Madigan was so struck by a recent tour of the ramshackle flumes leading from Barrett Reservoir that he recently made an impassioned pitch to the San Diego City Council, urging approval of a hefty rate hike to finance much-needed improvements in facilities, maintenance and construction.

“There are parts of the system that aren’t doing well,” he said, remembering his hair-raising walking tour over Barrett’s teetering, wobbly trestles, so ancient that the San Diego Historical Society recently requested that one set be preserved for posterity. “I wasn’t kidding them. I think it’s a problem.”

Madigan is not alone. In a memorandum issued late last month, City Manager Jack McGrory foretold what life would be like if the City Council does not approve a sizable water rate increase (effective this month) and does not agree to pass on to customers a 14.2% increase expected from the Metropolitan Water District, the region’s wholesaler, in July.
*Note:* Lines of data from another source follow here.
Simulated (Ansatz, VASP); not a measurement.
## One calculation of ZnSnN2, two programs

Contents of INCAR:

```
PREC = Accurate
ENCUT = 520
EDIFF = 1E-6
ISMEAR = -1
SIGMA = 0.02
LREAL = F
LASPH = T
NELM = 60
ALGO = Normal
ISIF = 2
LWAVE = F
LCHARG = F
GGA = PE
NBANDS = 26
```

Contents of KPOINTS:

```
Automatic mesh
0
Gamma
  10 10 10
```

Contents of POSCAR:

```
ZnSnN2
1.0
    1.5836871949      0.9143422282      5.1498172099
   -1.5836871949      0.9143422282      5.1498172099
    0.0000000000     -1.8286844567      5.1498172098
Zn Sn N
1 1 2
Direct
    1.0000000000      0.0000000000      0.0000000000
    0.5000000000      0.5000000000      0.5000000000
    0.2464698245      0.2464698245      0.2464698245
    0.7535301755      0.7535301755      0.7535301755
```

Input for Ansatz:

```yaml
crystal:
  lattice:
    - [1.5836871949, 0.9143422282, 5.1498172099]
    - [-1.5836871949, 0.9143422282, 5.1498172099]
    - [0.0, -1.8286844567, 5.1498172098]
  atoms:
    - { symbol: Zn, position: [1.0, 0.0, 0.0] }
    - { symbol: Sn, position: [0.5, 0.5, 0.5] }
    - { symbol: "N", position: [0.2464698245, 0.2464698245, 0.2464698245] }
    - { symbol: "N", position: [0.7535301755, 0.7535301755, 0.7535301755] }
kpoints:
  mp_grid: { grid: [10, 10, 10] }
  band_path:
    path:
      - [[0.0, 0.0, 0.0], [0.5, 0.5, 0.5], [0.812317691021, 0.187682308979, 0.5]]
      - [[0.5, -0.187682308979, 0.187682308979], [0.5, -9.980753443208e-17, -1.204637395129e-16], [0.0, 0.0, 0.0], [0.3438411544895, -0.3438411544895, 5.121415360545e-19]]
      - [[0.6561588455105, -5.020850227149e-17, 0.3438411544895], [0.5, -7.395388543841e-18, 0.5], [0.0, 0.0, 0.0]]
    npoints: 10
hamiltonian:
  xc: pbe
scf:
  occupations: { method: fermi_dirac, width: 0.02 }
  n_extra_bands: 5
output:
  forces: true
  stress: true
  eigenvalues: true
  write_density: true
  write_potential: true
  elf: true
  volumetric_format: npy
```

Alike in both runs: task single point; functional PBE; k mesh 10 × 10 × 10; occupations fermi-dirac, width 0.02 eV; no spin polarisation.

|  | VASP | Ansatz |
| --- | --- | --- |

The lack of those funds, McGrory said, would lead to budget cuts “of a magnitude which will seriously impair the city’s ability to serve its customers, including the timely maintenance and repair of its capital infrastructure.”

Already, the Water Utilities Department has instituted a hiring freeze. And, last month, it returned a $280,000 piece of lab equipment--a computerized liquid chromatograph used to analyze trace elements in water--that staff members would have used to gather data to meet ever more stringent federal water quality requirements.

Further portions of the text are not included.